Two exciting picturebook illustrators produced books this year: Dave McKean followed Wolves in the Walls (written with Neil Gaiman) with The Day I Sold My Dad for Two Goldfish (Bloomsbury £12.99), about a swapping trail starting with a preoccupied father, and Alexis Deacon, author/illustrator of Slow Loris and Beegu, teamed up with Barbara Jean Hicks for Jitterbug Jam (Hutchinson £10.99), about a little monster afraid of the boy under the bed. Both contain the sort of skill and imagination that most illustrators can only dream about.

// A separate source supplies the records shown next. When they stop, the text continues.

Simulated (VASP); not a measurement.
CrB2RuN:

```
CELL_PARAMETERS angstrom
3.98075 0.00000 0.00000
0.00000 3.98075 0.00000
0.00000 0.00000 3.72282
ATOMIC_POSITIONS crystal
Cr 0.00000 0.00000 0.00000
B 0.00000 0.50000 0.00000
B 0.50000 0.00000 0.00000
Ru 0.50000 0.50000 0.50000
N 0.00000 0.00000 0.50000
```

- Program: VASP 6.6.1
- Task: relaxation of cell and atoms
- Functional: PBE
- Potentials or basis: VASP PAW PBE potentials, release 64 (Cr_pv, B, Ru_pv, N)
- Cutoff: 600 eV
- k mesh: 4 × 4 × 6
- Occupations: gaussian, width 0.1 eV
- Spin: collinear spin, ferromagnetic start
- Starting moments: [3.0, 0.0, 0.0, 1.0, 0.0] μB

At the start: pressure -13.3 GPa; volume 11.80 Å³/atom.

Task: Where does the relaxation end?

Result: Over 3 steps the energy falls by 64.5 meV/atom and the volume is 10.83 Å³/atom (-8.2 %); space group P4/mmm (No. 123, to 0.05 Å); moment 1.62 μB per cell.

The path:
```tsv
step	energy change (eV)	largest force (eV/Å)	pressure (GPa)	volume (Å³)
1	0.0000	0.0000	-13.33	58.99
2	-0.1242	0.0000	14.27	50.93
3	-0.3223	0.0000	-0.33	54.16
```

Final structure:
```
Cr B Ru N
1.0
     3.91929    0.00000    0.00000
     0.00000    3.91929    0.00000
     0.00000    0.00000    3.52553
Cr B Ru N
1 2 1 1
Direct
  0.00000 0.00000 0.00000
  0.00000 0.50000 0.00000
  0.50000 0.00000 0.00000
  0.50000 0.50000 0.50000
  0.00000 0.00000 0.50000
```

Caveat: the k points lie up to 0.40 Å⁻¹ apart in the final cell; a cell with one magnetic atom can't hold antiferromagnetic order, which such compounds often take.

The established elite has gone from strength to strength. If you missed any of the following, buy them now: Shirley Hughes's inspiring, lovingly drawn Alfie Wins a Prize (Bodley Head £10.99) about a painting competition; Raymond Briggs's latest, The Puddleman (Cape £10.99), full of humour and affection; Jan Ormerod's Lizzie Nonsense (Little Hare £9.99) evoking her grandmother's Australian childhood with stunning sunlit artwork; Nick Butterworth's best yet, The Whisperer (Collins £10.99), a feline West Side Story with a happy ending; and Lauren Child's Hubert Horatio Bartle Bobton-Trent (Hodder £12.99), a funny, mischievous, visually fab and stylish spoof of the ways of the wealthy. A book that should stimulate imitative art projects and encourage any schoolchild (of 4-11) to become more aware is Belonging by Jeannie Baker (Walker £10.99), a wordless series of detailed low-relief collages of a view through a window that tell a story of time passing and a community regenerated.
A cut above many debuts is Alan Rusbridger's The Coldest Day in the Zoo (Puffin £3.99), skilfully structured around tales of animals that have to stay in keepers' homes when the zoo's central heating breaks down. It has running jokes, punch lines and a neat comic economy.